F/N 2, May 27: In following up, I ran across this as a "typical" rebuttal of the conjugal understanding of marriage by a homosexualisation advocate. The remarks are inadvertently deeply revealing on the radical relativism, turnabout accusation and "might/manipulation makes 'right' . . ." concerns above. Choice clips:
1. Marriage is an institution between one man and one woman. Well, that's the most often heard argument, one even codified in a recently passed U.S. federal law. Yet it is easily the weakest. Who says who marriage is to be defined by? The married? The marriable? Isn't that kind of like allowing a banker to decide who is going to own the money in stored in his vaults? It seems to me that if the straight community cannot show a compelling reason to deny the institution of marriage to gay people, it shouldn't be denied. And such simple, nebulous declarations are hardly a compelling reason. They're really more like an expression of prejudce than any kind of a real argument. The concept of not denying people their rights unless you can show a compelling reason to do so is the very basis of the American ideal of human rights . . . . 
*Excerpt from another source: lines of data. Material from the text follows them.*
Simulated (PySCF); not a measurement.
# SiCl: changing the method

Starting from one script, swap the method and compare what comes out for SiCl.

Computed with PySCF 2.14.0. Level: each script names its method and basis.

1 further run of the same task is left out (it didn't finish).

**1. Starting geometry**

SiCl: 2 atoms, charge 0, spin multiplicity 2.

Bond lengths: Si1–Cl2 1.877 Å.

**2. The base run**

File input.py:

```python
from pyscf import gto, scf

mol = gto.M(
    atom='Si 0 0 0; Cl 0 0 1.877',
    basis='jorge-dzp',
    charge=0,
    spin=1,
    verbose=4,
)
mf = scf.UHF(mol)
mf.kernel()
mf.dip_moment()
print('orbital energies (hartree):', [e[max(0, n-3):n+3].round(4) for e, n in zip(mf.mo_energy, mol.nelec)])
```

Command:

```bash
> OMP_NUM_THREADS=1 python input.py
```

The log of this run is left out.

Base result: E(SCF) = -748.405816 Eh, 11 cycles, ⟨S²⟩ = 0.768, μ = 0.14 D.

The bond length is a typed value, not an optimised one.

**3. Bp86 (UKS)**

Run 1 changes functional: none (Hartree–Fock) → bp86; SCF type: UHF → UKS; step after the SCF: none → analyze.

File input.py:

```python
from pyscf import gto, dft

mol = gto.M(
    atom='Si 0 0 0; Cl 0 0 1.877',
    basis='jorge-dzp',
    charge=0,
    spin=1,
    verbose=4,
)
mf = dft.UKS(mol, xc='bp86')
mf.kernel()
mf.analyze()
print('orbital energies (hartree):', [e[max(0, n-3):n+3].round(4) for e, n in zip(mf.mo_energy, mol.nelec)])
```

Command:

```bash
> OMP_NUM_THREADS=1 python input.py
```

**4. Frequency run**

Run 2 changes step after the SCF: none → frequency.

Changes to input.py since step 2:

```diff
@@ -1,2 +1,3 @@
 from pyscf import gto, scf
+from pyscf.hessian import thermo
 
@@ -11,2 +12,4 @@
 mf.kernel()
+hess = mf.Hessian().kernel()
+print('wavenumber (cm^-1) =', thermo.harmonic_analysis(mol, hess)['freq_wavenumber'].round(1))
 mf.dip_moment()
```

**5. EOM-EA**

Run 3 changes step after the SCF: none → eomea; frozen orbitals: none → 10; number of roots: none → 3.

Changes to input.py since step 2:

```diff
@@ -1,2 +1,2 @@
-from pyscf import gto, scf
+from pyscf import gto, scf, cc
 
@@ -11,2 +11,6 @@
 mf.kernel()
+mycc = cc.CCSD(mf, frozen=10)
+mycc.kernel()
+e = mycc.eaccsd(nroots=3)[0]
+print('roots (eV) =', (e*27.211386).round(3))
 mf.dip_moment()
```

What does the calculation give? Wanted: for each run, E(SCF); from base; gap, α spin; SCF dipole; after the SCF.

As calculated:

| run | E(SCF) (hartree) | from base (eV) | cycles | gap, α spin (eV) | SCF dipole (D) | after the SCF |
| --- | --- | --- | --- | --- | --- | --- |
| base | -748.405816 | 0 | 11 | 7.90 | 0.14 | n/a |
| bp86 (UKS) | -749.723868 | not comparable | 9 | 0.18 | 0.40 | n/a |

4. Gay relationships are immoral and violate the sacred institution of marriage. Says who? The Bible? Somehow, I always thought that freedom of religion implied the right to freedom from religion as well. The Bible has absolutely no standing in American law (and none other than the father of the American democracy, Thomas Jefferson, very proudly took credit for that fact), and because it doesn't, no one has the right to impose rules anyone else simply because of something they percieve to be mandated by the Bible. Not all world religions have a problem with homosexuality; many sects of Buddhism, for example, celebrate gay relationships freely and would like to have the authority to make them legal marriages. In that sense, their religious freedom is being infringed. If one believes in religious freedom, the recognition that opposition to gay marriage is based on religious arguments is reason enough to discount this argument . . . [Scott Bidstrup, "Gay Marriage, The Arguments And The Motives," 1996, 1998, 2000. (Mr Bidstrup describes himself thusly: "a graduate of Brigham Young University, in Communications (BA, 1971). He is widely traveled and is a published author and has been a staunch human rights advocate for many years, especially in gay rights issues since coming out at the age 44 in the mid '90's. He is currently retired and living in exile in Costa Rica.")]
The "sez who . . . " rebuttals point directly to the inherent contradictions of radically relativist, nihilistic, evolutionary materialist, might makes right factionalism highlighted in the clip from Hawthorne above. Far from being a reform within well-founded moral principles, this argument seeks to overthrow such, substituting intimidatory manipulation of moral sensibilities; implying that in the end the implicit assumption is just what Plato warned against in The Laws, Bk X:
[[The avant garde philosophers, teachers and artists c. 400 BC say that] the whole heaven has been created, and all that is in the heaven, as well as animals and all plants, and all the seasons come from these elements, not by the action of mind, as they say, or of any God, or from art, but as I was saying, by nature and chance only . . . . 
[[T]hese people would say that the Gods exist not by nature, but by art, and by the laws of states, which are different in different places, according to the agreement of those who make them; and that the honourable is one thing by nature and another thing by law, and that the principles of justice have no existence at all in nature, but that mankind are always disputing about them and altering them; and that the alterations which are made by art and by law have no basis in nature, but are of authority for the moment and at the time at which they are made.- [[Relativism, too, is not new; complete with its radical amorality rooted in a worldview that has no foundational IS that can ground OUGHT. (Cf. here for Locke's views and sources on a very different base for grounding liberty as opposed to license and resulting anarchistic "every man does what is right in his own eyes" chaos leading to tyranny.)] These, my friends, are the sayings of wise men, poets and prose writers, which find a way into the minds of youth. They are told by them that the highest right is might [[ Evolutionary materialism leads to the promotion of amorality], and in this way the young fall into impieties, under the idea that the Gods are not such as the law bids them imagine; and hence arise factions [[Evolutionary materialism-motivated amorality "naturally" leads to continual contentions and power struggles; cf. dramatisation here],  these philosophers inviting them to lead a true life according to nature, that is, to live in real dominion over others [[such amoral factions, if they gain power, "naturally" tend towards ruthless tyranny; here, too, Plato hints at the career of Alcibiades], and not in legal subjection to them . . .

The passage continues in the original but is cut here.